“Like a tidal wave, an avalanche that does not cause any noise, it rolls through Fantasia and swallows up everything that crosses its way - all life, all color, every scent, every sound and every feeling. What falls into the Nothing disappears as if it had never existed. "
Michael Ende, The Neverending Story, 1979.
Immerath. Etzweiler. Spenrath. Garzweiler. What these places have in common is the fact that they all no longer exist. They fell victim to lignite mining in the so-called Rhenish Lignite Mining Area, a triangle between Aachen, Cologne and Mönchengladbach. Where its residents once lived, the horizon now stretches into the deep. Looking into these opencast mining canyons is reminiscent of the Nothing from Michael Ende's novel “The Neverending Story”, which threatens to swallow up Fantasia while its inhabitants helplessly watch as their world and everything that lives in it gradually disappears. Another motif that runs through “The Neverending Story” is the relation between memory and identity, or rather their loss.
What it means when the place where one was born, grew up or has started a family and where parents and grandparents are buried disappears, has also been experienced by the residents of Manheim since 2011. In the course of the lignite mining in the Hambach opencast mine, their village had to be relocated to Manheim-neu, which was built in 2012.
The mining of lignite in the Rhenish Lignite Mining Area began in 1819. Electricity has been generated from this fossil fuel since 1892. One of the first power plants was taken over by the Rheinisch-Westfälische Elektrizitätswerk (RWE) just a few years later. Today 12% of Germany's electricity is obtained from the seams in the Rhenish Lignite Mining Area, the largest lignite seam in Europe.

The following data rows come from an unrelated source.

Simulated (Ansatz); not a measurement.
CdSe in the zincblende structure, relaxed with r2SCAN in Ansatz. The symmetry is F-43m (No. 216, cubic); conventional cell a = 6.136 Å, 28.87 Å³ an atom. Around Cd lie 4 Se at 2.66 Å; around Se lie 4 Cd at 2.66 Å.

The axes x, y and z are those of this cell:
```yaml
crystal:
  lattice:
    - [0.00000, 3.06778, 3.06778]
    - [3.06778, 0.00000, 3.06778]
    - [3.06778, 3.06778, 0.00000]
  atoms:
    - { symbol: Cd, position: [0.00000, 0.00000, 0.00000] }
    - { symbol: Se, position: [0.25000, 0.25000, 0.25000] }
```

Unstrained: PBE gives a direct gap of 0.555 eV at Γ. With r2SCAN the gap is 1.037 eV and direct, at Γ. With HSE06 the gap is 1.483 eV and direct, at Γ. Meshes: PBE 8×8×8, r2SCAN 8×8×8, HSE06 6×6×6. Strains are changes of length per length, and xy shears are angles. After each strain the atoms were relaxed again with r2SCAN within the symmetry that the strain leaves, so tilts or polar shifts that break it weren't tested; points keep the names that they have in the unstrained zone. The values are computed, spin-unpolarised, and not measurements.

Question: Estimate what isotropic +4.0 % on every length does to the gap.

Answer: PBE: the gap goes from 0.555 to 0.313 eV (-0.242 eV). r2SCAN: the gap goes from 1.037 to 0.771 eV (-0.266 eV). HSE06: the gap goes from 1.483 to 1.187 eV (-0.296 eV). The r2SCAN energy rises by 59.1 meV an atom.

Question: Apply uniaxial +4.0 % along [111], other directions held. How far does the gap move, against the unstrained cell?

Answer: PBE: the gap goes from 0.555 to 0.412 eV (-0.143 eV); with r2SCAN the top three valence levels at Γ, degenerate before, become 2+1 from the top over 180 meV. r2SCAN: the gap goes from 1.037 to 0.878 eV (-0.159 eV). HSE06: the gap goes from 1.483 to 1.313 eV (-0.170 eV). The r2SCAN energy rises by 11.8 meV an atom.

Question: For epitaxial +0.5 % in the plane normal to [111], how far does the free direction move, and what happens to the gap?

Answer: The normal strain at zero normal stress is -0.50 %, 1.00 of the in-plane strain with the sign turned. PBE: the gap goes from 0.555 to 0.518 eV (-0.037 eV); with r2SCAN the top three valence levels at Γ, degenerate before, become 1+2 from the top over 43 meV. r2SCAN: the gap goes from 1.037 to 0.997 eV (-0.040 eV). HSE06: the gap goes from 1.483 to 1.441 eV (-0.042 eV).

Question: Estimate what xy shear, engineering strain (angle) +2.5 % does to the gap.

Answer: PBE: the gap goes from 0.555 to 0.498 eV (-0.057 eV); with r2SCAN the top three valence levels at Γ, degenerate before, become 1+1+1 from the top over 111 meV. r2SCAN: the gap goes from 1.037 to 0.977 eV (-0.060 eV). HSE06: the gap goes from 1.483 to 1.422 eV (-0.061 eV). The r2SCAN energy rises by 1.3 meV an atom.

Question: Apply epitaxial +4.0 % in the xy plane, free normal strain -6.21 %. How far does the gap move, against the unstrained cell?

Resettlements usually begin 15 years prior to the actual utilization of the area. First of all, the residents are informed about the relocation plans. This is followed by finding a location for a new development area. Once the new location has been found, inventory, needs assessment and the planning of future properties and infrastructure follow. Once the negotiations between owners and RWE have been concluded, the actual relocation can begin. If residents refuse to relocate, a land cession procedure will be initiated.
With the loss of a place, not only memories disappear, but also a part of culture, individual and collective identity. Of course, this loss does not necessarily go hand in hand with the destruction of objects or places, but if there were not an inevitable connection between them, our museums, archives, books or memorials would be obsolete. In an attempt to preserve parts of this culture and identity, villages are being relocated as a whole and the preservation and transfer of as many significant objects and buildings as possible is sought. In such an attempt, even the historic chapel was moved to Manheim-neu. Also street names were adopted in a slightly modified form. Otherwise, Manheim-neu looks more like a typical American suburb designed from scratch: modern houses that - with a few eccentric exceptions - hardly differ from one another, new streets, new infrastructure. Not a single tree grows here whose location has not been artificially predetermined. The new places are not telling any stories yet.
In the course of their preparation for the exhibition “Offenbach-neu”, Max Brück and Mathias Weinfurter visited both the almost completely disappeared village of Manheim as well as the relocated Manheim-neu. They spoke to local residents and captured their impressions in photographies and video recordings. During these field trips, a total of 22 inspection flaps were collected from the last standing street lights in the "old" Manheim. Like lonely relics, they still give an idea of the former village structure. Since the street lights are connected in series, they are dismantled last.
The installation developed by Brück and Weinfurter focuses on a 2.50 meter high cantilever rack made of rusty steel, placed in the center of the exhibition space. The rack stems from a carpenter's workshop near the Kressmann-Halle, which has to make way for future urban development measures. On the double-sided cantilever rack there are six pressure-impregnated wooden masts, each 5 meters long. Milled into it, the collected concrete-gray inspection flaps stand out clearly. Like spolia - rescued or stolen - from the ruins of a destroyed site, they contain fragments of the place for which they were once intended. At the end of the 5 meter long and 20 centimeter thick masts, spherical, milky-white lanterns, which were purchased from the Kerpen municipal utility, are attached. They come from the neighboring village of Sindorf, which - just like Manheim - is part of the Kerpen community. The cantilever rack, the lanterns and inspection flaps, all these objects are collected quotes that refer to their places of origin and at the same time overcome them with their new usage.